---
id: motion-retargeting
title: "Motion Capture & Retargeting"
status: established
source_sections: "reference/sources/paper-bfm-zero.md, reference/sources/paper-h2o.md, reference/sources/paper-omnih2o.md, reference/sources/paper-humanplus.md, reference/sources/dataset-amass-g1.md, reference/sources/github-groot-wbc.md, reference/sources/community-mocap-retarget-tools.md"
related_topics: [whole-body-control, joint-configuration, simulation, learning-and-ai, equations-and-bounds, push-recovery-balance]
key_equations: [inverse_kinematics, kinematic_scaling]
key_terms: [motion_retargeting, mocap, amass, smpl, kinematic_scaling, inverse_kinematics]
images: []
examples: []
open_questions:
  - "What AMASS motions have been successfully replayed on physical G1?"
  - "What is the end-to-end latency from mocap capture to robot execution?"
  - "Which retargeting approach gives best visual fidelity on G1 (IK vs. RL)?"
  - "Can video-based pose estimation (MediaPipe/OpenPose) provide sufficient accuracy for G1 retargeting?"
---

# Motion Capture & Retargeting

Capturing human motion and replaying it on the G1, including the kinematic mapping problem, data sources, and execution approaches.
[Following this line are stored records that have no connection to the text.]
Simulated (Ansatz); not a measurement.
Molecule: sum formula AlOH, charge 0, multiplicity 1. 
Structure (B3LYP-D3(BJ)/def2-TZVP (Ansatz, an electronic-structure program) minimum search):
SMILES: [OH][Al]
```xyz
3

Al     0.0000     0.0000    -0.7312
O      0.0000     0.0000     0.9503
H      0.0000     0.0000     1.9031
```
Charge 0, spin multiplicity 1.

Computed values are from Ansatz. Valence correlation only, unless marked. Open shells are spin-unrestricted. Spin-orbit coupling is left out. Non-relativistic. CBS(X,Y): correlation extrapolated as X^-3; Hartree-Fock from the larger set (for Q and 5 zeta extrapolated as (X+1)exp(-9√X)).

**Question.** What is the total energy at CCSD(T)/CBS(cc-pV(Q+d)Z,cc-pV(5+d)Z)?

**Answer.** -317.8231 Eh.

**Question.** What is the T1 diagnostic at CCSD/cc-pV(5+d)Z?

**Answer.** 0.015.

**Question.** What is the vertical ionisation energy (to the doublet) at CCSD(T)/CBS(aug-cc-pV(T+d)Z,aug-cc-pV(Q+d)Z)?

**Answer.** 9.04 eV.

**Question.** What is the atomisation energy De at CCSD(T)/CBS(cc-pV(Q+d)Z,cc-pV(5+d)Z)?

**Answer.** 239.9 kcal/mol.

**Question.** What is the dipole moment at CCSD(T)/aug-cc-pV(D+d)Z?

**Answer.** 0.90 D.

## 1. The Retargeting Problem

A human has ~200+ degrees of freedom (skeleton + soft tissue). The G1 has 23-43 DOF. Retargeting must solve three mismatches: [T1 — Established robotics problem]

| Mismatch | Human | G1 (29-DOF) | Challenge |
|---|---|---|---|
| DOF count | ~200+ | 29 | Many human motions have no G1 equivalent |
| Limb proportions | Variable | Fixed (1.32m height, 0.6m legs, ~0.45m arms) | Workspace scaling needed |
| Joint ranges | Very flexible | Constrained (e.g., knee 0-165°, hip pitch ±154°) | Motions may exceed limits |
| Dynamics | ~70kg average | ~35kg, different mass distribution | Forces/torques don't scale linearly |

### What Works Well on G1
- Walking, standing, stepping motions
- Upper-body gestures (waving, pointing, reaching)
- Pick-and-place style manipulation
- Simple dance or expressive motions

### What's Difficult or Impossible
- Motions requiring finger dexterity (without hands attached)
- Deep squats or ground-level motions (joint limit violations)
- Fast acrobatic motions (torque/speed limits)
- Motions requiring more DOF than available (e.g., spine articulation with 1-DOF waist)

## 2. Retargeting Approaches

### 2a. IK-Based Retargeting (Classical)

Solve inverse kinematics to map human end-effector positions to G1 joint angles: [T1]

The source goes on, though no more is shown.